Why is project scope important?

Chances are, you’re someone who’s guilty of an unexpectedly large shopping trip or a project that somehow ballooned beyond the initial requirements. According to the Project Management Institute (PMI), a whopping 52% of projects experience the dreaded scope creep.

You don’t have an infinite amount of team members, time, and money. And if your project requirements continue to expand, your resources are going to be strapped.

Effective project scope management keeps you close to your original plan and improves resource management, leading to these benefits:

Realistic timelines

One PwC study found that only 2.5% of companies complete their projects 100% successfully. The rest miss their original budget, deadline or both.

Managing project scope prevents you and your team from blowing past your original end date. When you know exactly what’s required to complete a project, you have a much easier time setting a realistic deadline.

Jira Timeline View for a Gantt Chart within an agile workflow

Accurate budgets

It’s tough to understand how much a project will cost if its requirements and deliverables are constantly shifting and evolving.

Defining the scope helps you set a reasonable budget in the first place, and monitoring the scope as your team makes progress will help you stick with that number.

More efficient projects

We’ve all been there. You’re dealing with a project that won’t end because teams or clients keep requesting new features, tweaks, or additions, making the project drag on and on and on.

It feels good to say “yes” to things, but project teams have the tendency to keep agreeing to requests without realizing how far they’ve strayed from the initial plan.

Defining and managing your project scope lets your team to deliver projects efficiently in accordance with the original requirements. To put it simply, your scope—and the project scope statement you create—serves as the project touchstone and keeps things from snowballing.

5 steps to define and write your project scope

You can’t see into the future, so defining your project scope is a real challenge. How are you supposed to know everything your project entails on day one?

Let’s walk through a few steps you can use to create a basic project scope statement.:

1. Determine the ultimate project goals

Every project has an objective—that’s why you’re doing it in the first place.

Another PMI study found 37% of project failures are due to poorly defined objectives and milestones. Don’t assume your end game is common knowledge for everyone on your team.

Defining your goals, like what will the project achieve, provides important context.

In the case of our example project, the goal would be: Create a new client questionnaire that will streamline the intake of new clients and ensure we have all necessary client information from the get-go.
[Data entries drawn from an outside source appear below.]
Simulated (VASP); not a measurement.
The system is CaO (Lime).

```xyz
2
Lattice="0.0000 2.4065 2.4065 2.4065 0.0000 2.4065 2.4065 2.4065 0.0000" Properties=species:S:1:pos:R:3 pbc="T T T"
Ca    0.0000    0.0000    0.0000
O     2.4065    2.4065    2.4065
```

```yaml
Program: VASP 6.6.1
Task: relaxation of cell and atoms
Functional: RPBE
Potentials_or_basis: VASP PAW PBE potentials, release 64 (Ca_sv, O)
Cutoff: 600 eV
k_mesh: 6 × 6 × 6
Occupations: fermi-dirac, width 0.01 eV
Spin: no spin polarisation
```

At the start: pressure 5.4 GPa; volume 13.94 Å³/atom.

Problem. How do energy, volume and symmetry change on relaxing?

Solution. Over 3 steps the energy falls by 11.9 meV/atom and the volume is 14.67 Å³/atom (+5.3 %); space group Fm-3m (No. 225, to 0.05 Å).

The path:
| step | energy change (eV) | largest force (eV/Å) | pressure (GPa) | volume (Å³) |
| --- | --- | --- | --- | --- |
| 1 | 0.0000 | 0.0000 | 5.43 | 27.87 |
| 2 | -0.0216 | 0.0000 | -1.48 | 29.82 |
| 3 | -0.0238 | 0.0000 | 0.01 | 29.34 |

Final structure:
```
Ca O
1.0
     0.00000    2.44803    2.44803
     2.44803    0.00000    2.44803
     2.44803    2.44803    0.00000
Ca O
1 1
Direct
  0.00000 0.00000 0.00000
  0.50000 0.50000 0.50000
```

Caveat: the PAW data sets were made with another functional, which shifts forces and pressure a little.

Pointing to your objective at the start makes future steps easier, as you can keep your eye on the project’s main goal and make decisions with it in mind.

2. Define the project deliverables

What tangible thing or things are you creating? In this case, it’s the online questionnaire that will be automatically delivered to your newly contracted clients along with a landing page with more information.

Identifying your deliverables at the start will help you catch when scope creep starts to sneak up.

So if your team suggests adding an online portal for client file submissions, remember it’s not part of this project’s deliverables. It’s best to address it separately after this project is complete and resources are available.

3. Identify all project tasks and activities

In this step, you’re breaking your deliverables down into distinct tasks and activities. What steps do you need to take to produce that deliverable? This is called a work breakdown structure.

To create your new client questionnaire, you’ll need to:

  • Decide on and draft questionnaire copy

  • Input the questionnaire into an online form

  • Create a landing page where clients can access and learn about the questionnaire

  • Set up an automated email that delivers the questionnaire

The more you split your project into specific, actionable steps, the easier it is identify ad hoc requests or tasks excluded from the original plan. This approach makes a huge and complicated project feel a heck of a lot more manageable.

4. Establish clear project exclusions

Understanding what you won’t do is just as important as understanding what you will. As counterintuitive as it seems, outline the tasks and deliverables you won’t complete as part of this project.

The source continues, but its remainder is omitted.